The background for the Credit Profiling System project is to assist financial institutions such as banks or financing companies in determining the credit risk of their customers. This project is crucial because credit is one of the main sources of income for financial institutions. Before granting credit, financial institutions need to perform credit risk analysis on potential customers.
To perform credit risk analysis, financial institutions must evaluate the financial capability and eligibility of potential customers. To do this, they need accurate and complete data on customers' credit history, income, employment, and assets. This data can be very large and complex, especially if the financial institution has many customers.
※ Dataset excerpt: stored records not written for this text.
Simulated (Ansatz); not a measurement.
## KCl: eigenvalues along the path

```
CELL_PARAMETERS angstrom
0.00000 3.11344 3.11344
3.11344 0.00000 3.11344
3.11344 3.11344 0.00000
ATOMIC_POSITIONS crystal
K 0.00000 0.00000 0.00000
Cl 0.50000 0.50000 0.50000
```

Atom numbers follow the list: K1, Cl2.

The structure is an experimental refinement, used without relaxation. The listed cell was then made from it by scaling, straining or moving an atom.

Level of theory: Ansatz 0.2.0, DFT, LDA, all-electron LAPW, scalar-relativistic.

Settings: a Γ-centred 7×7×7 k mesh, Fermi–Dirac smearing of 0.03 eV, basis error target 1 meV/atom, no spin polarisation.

Therefore, the use of big data in the Credit Profiling System project can greatly assist financial institutions in determining the credit risk of their customers. However, this big data may have many errors and deficiencies (dirty data) that need to be cleaned and processed before use. In addition, data processing, such as feature engineering and feature scaling, is necessary to improve data quality and increase model accuracy.
After the data is clean and processed, the next step is to perform modeling using machine learning techniques. In this stage, label/target variables and data preprocessing need to be done to prepare the data for machine learning models. The model can then be tested and evaluated by performing exploratory data analysis and visual analysis to determine its performance.
Once the model is successfully created, it can be deployed using Flask on a local host server. This will enable financial institutions to use it in their daily activities and expedite the credit risk analysis process.
Based on the analysis results of the credit risk project for classifying good and bad credit, it can be concluded that most borrowers have good credit grades, the most common home ownership status is 'MORTGAGE', the most common loan purpose is for debt consolidation, and most borrowers have a low debt-to-income ratio. Additionally, there is an imbalance in the data, which can pose a problem in data analysis, so oversampling SMOTE was performed to balance the data. The built model has a high accuracy on both the training and testing data, as well as good validation, with kc 0.95, ks 0.93, and cross-validation of 0.92. Therefore, this model can be used to predict good or bad credit with a high level of accuracy.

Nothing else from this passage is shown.